Most artists have probably never considered using a 3 inch house painting brush for their oil paintings, but doing so can get fantastic results with painting skies.
A soft bristle brush enables wonderful blending of the sky colours. Just start by thinning your white paint with a blend of 1/4 artists turps or gum turps with 3/4 linseed oil. Paint a very thin layer of white paint over the sky area and also over any other areas of the painting which will be light in colour.
Next select the colours you wish to use in the sky. Yellow ochre for the bottom, red violet for the middle and either blue or blue violet for the top will give great results.
Again thin the paint before applying to the white on the canvas. Remember that the ground or river colours are a reflection of the sky colours so as you apply each colour to the sky, starting from the lightest colour and going to the darkest, also apply this colour to the ground or river areas.
With the sky it is best to use criss cross strokes, and where one colour moves into the next use very light strokes with the brush to get a good blend between the colours.
For the ground or river use horizontal motion.
Clouds can be put into the sky once complete using a fan brush and then use a soft bristled fan brush to stroke them in a sideways motion to blend into the background colour of the sky.
Keep in mind also that shadows on the ground also pick up colour from the sky, so mix the darker colours such as the red violet and blue violet or blue with some burnt umber to use for shadows on the ground or for the opposite side of the trees to the chosen light source.
The light colour of the sky, being yellow ochre can be used as the highlight colour for the foliage on the trees.

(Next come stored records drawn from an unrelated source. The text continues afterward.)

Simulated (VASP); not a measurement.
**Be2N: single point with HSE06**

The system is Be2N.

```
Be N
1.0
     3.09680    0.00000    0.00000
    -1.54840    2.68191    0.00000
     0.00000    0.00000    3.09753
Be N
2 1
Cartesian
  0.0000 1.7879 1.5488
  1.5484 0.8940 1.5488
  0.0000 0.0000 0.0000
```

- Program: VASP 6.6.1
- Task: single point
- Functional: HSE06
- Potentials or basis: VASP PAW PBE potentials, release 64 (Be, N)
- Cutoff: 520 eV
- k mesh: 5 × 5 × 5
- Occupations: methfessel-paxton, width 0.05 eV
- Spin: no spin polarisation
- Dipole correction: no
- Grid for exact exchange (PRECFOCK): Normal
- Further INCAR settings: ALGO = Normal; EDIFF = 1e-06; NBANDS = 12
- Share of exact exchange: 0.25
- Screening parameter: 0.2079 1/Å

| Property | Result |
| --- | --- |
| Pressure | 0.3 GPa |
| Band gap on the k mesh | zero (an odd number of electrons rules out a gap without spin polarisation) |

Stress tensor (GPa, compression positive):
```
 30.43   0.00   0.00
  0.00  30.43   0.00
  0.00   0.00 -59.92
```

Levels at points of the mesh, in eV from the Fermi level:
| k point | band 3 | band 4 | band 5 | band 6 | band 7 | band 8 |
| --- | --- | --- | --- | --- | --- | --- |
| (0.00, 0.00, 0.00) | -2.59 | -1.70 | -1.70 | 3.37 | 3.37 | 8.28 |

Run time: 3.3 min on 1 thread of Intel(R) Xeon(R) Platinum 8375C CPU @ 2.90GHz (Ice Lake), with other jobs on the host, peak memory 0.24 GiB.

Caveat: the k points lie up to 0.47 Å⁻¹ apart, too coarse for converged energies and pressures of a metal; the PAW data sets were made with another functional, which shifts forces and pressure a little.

The dark areas of the painting such as thick treed areas should be painted with a background of either burnt umber or a mix of burnt umber and dark green. Apply this coat as thinly as possible to prevent a muddly look when the contrasting colours of the foliage are applied.
Using a 1 inch or 2 inch brush to highlight the foliage areas can give much better results than using the normal smaller artists brushes.
Give these techniques a try and see how you go.